Those of us who live in video games have always had the luxury of a rather juvenile approach to our video game lives. Did you screw up? Go back and try it again. Do you want to be good or evil? Here are two options for you. Here’s what will happen depending on what you choose. Change your mind about which option you wanted? Well, that’s alright — just go back and try the other thing.
Heavy Rain is a gut-wrenching, heart-breaking, emotional stranglehold of a game particularly because it violates all of these things that we’ve been accustomed to in video games. But first, some advice:
Play the game on the hardest difficulty, even if you’re not super familiar with video games. Unless you’re missing more than a third of so of the prompts, you shouldn’t pick the easier route. This game is much more interesting if you make mistakes.
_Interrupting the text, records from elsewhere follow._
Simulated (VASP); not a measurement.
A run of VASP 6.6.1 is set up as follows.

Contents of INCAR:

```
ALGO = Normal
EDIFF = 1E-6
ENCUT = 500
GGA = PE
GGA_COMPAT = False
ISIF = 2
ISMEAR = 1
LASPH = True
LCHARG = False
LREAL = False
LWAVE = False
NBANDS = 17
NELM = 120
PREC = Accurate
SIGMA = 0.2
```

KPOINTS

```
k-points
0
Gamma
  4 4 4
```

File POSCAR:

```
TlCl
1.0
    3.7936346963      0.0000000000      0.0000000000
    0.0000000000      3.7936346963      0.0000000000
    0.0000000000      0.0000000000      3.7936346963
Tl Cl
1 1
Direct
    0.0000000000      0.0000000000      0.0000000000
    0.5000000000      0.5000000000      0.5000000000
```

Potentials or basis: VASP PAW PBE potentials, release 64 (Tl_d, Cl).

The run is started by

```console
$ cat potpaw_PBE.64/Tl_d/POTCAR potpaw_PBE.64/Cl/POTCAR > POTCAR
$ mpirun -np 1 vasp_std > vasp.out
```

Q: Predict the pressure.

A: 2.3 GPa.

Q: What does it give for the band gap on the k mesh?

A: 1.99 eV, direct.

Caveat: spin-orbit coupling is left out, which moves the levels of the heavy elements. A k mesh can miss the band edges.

This game is much more interesting if you make mistakes.
This isn’t a game about winning. This isn’t a game about doing things the right way. This is a game about people, and people make mistakes. And, unlike in video games, they have to live with those mistakes for the rest of their lives. Unlike in video games, sometimes what is asked of people is too much for them to handle, too much for them to accomplish. And forcing yourself to accept that reality and forcing yourself to accept that, for the next eight to twelve hours of your life, you have to live with whatever just happened — that is the insanity of this game.
And, the choices you make in the game are just as human, and just as insane. The sort of thing you’re choosing to do in this game is organic and real in a way that I haven’t seen in any other game to date. This isn’t a game that gives gravitas to grand, sweeping decisions that you’re making. There are no defining moments of choice. There is no Playboy X moment in this game. This game is much dirtier and much meaner than that.
There was one point in my first playthrough where I was confronted with a quick, simple decision, and implicitly given only seconds to choose — and I was completely paralyzed trying to make this decision because I had no idea if one of the options would perhaps kill me, or if the other option would perhaps result in the failure to find my son. In fact, I spent so long trying to weigh my options that the game stopped waiting for me and just moved on. The genius of the choices in this game is in the fact that you have an investment in those decisions (emotionally for the characters, as well as personally for your own time playing the entire remainder of the game), and as a result it becomes practically as real as it is for the characters in question.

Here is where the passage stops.